The talk continues to be about the skilled labor shortage in the road and bridge construction market. The fear of steel prices crippling productivity is only creating a slight pause, and after checking the damage it is business as usual.
Of course, throwing additional weight on the labor shortage is the fact that business continues to be good; work is flowing in most states. In the latest Roads & Bridges State of the Industry survey, 38 percent said business in 2018 was “very good,” and another 33 percent say it is “good.” It looks even better in 2019, as 47 percent expect a “very good” campaign and 28 percent predicting it to be “good.” The American Road and Transportation Builders Association forecasted almost $193 billion in road and bridge construction activity in 2018, and is predicting a slight bump in 2019 to $199.2 billion.
“I would say business is good, but it’s not booming,” Brian Deery from the Associated General Contractors of America, says. “I think it is a relatively flat market, but having the FAST Act in place really means a lot in terms of states are putting out bigger projects, more long-term projects whereas when we start getting into the reauthorization cycle states really start cutting back and putting out a lot of paving and smaller projects.”
The reauthorization cycle is about to start again. FAST Act runs into 2020, a time when the Highway Trust Fund could be teetering on a dangerous cliff. President Trump campaigned on doing more for infrastructure, but a massive tax cut was the focus of the last year, and the cross hairs were turned on China behind a number of tariffs, one of them dealing with steel. On the national scale, the steel tax has ramped up production at steel mills, but U.S. producers have used the tariff as an opportunity to raise the price of the material. Almost 40 percent of respondents said the price of steel has gone up 6 percent to 10 percent in their area, and 56 percent said the reason behind the spike is a combination of things, including the steel tariff.

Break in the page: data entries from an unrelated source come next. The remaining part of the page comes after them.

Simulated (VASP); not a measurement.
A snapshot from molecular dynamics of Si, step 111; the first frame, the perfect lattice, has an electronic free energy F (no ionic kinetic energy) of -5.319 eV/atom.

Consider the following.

Deery said most of contractors had their prices in place before the steel tariff came into play, but there is some uncertainty heading into 2019.
“They are expecting prices to go up as we move forward,” he said.
Tariffs have certainly put pressure on steel prices, with more than three-fourth of respondents citing them, but they dismiss the long-term effect.
Max Kuney, president of Max J. Kuney Co., which specializes in bridge, highway, and transit work in the Pacific Northwest, acknowledged that accelerating inflation in construction is going to be an issue, among other things.
“We certainly saw some major labor increases in the latest round of union negotiators in Seattle,” he says. “The amount of money available for construction did not go up, so there is going to be some effect. There might be a project or two that falls out.”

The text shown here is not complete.